Chelle Summer

runner

The Hobbler

Michelle Rusk
IMG_6506.jpg

No one ever could have predicted that I would become a runner. While I was all legs growing up, I wasn't fast (and in those days it was more important to be fast than to have any endurance) and I was always picked near the end for any sort of team game.

But by high school, running took over my life and during my freshman year I paid a price for it with a stress fracture in my right foot. It was a challenging time of my life for many reasons but I bring this up because in January I once again hurt my knee and something from thirty years ago kept coming back to me. 
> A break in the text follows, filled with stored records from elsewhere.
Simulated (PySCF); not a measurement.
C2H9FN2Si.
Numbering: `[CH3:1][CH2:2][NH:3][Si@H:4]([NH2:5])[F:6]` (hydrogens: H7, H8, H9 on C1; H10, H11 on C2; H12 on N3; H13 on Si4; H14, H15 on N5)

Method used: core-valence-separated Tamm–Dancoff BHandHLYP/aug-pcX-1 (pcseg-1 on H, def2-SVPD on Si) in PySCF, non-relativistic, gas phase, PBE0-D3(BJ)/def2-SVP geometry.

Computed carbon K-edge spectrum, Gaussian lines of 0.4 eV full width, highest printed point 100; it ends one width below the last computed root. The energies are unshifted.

A year and a half ago, Lilly and I had an accident on the landing of the stairwell in the house. She was flying down the stairs, I was heading up the stairs and we collided– her head to my knee. While nothing hurt immediately the next day I couldn't run. And I didn't run for about two months.  But somehow I survived and all was well. 

Until January. 

I have no idea what happened but somehow I hurt my knee again, this time with no collision. My Chinese doctor cupped it and said it appear to be an old injury because there was no energy to pull out of it. 

Back to walking I went.

This was where my fifteen year old memory returned. With the foot injury, I wasn't walking really well (which led to a compensation injury in my hip) and I remember someone saying to me, "You shouldn't be running if you can't walk."

And it was my friend Art who told me of some advice he found in a magazine a long time ago: that if we aren't professional athletes, we'll have a lot more days of exercising ahead of us. Because of that, we should take the time to let ourselves heal.

So I did. I walked and iced and walked and iced. Finally I wasn't hobbling around anymore, back to walking like my normal self. I started to run a bit. And slowly but surely I'm amping it back up.

I often talk about how one of my biggest challenges is realizing that the world won't end tomorrow, that there will be enough time to do everything. And the same goes for running– I worry that one day I won't be able to run anymore so it's like I want to get as much in now as I can.

However, I have to slow down and remind myself. All is well. I'm right where I'm supposed to be. And once I do that, I can relax. Which probably also helps me heal quicker, too.